Since the value of the division of labor is in the ability to exchange the product of one's work for the product of others, this value is limited by the extent of the market - which is to say, the degree to which goods are available to be exchanged for one's own product. As such, the benefits of industry, with workshops producing very specific goods in great quantity (such as needles or barrels), are available only to markets that are sufficiently large that there is significant demand for these goods, such that sufficient quantity can be traded.

In rural areas where families are scattered, each household must produce for its own needs. Members of the household must be farmers, bakers, butchers, clothiers, doctors, carpenters, and have some degree of proficiency at a myriad of tasks - which are generally done quite poorly.

In a small town, it may be feasible for a few to specialize: for there to be one miller, one blacksmith, and one carpenter who performs a specific service for the others in exchange for the various wares they produce in their households. But even at this level, specialization is minimal: the carpenter does all tasks involving fabrication with wood - he is a joiner, a cabinet-maker, a wheelwright, a wagon-maker, etc. - as there is not sufficient need for a specific kind of good for him to specialize. Only as towns grow larger can there be sufficient demand for specific goods for these tasks to be handled by specialists.

Further specialization can occur given the use of roads and waterways to transport goods to nearby towns. A dairy in one town can specialize in the production of cheese in excess of the town in which it is located, by carrying its goods to trade in nearby towns. Likewise, a tinker who would not be fully employed in one town can travel among several to satisfy their aggregate demand for his trade.

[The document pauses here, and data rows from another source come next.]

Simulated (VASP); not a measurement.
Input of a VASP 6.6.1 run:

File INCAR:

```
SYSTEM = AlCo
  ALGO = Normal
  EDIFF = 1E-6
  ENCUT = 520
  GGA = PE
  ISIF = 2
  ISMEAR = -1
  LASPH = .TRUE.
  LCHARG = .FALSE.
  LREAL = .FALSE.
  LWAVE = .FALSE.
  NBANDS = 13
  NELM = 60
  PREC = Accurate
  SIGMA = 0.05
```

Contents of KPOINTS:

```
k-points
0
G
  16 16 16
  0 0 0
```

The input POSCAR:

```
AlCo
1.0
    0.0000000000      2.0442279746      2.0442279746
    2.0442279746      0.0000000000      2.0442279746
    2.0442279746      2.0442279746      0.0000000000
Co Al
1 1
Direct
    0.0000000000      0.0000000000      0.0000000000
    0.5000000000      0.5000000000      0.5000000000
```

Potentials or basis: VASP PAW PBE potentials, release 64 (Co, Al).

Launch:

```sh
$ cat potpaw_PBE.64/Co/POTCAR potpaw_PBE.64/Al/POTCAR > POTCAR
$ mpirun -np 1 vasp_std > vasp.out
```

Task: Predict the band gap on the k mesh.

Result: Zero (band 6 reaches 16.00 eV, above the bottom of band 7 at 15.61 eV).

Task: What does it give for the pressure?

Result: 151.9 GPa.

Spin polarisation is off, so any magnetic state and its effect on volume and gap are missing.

Improvements in logistics result in a greater capacity for carrying cargo - better roads and larger wagons, broader ships and better waterways, enable the motion of hundreds of tons of goods from one town to the next, and ships traverse the seas - such that one manufacturing operation in a small town can supply a good as specialized as shirt-buttons to all of England, and all of Europe, and as far as India and China.

In Smiths time, the primary channel of commerce were oceans and large rivers, and economic development was thus most evident in towns proximate to waterways. As such, the "inland parts" of nations remained largely devoid of economic development. For much the same reason, the areas of the world that first became "civilized" were on the coasts of the Mediterranean sea: Greece, Rome, Carthage, Troy, Egypt, and Phoenicia. Even in Smith's day, the great cities where industry flourishes are all either coastal or have significant waterways connecting them to the open sea. In contrast, locations that do not have access to the seas are lagging in prosperity, and entirely land-locked nations remain in a "barbarous and primitive" state.

(EN: Much detail on the development of specific nations is given, but it is a historical account up Smith's time in the late eighteenth century, well before railroads and highways brought economic development to the interior areas. As such, it's interesting historically, but not germane to the present world.)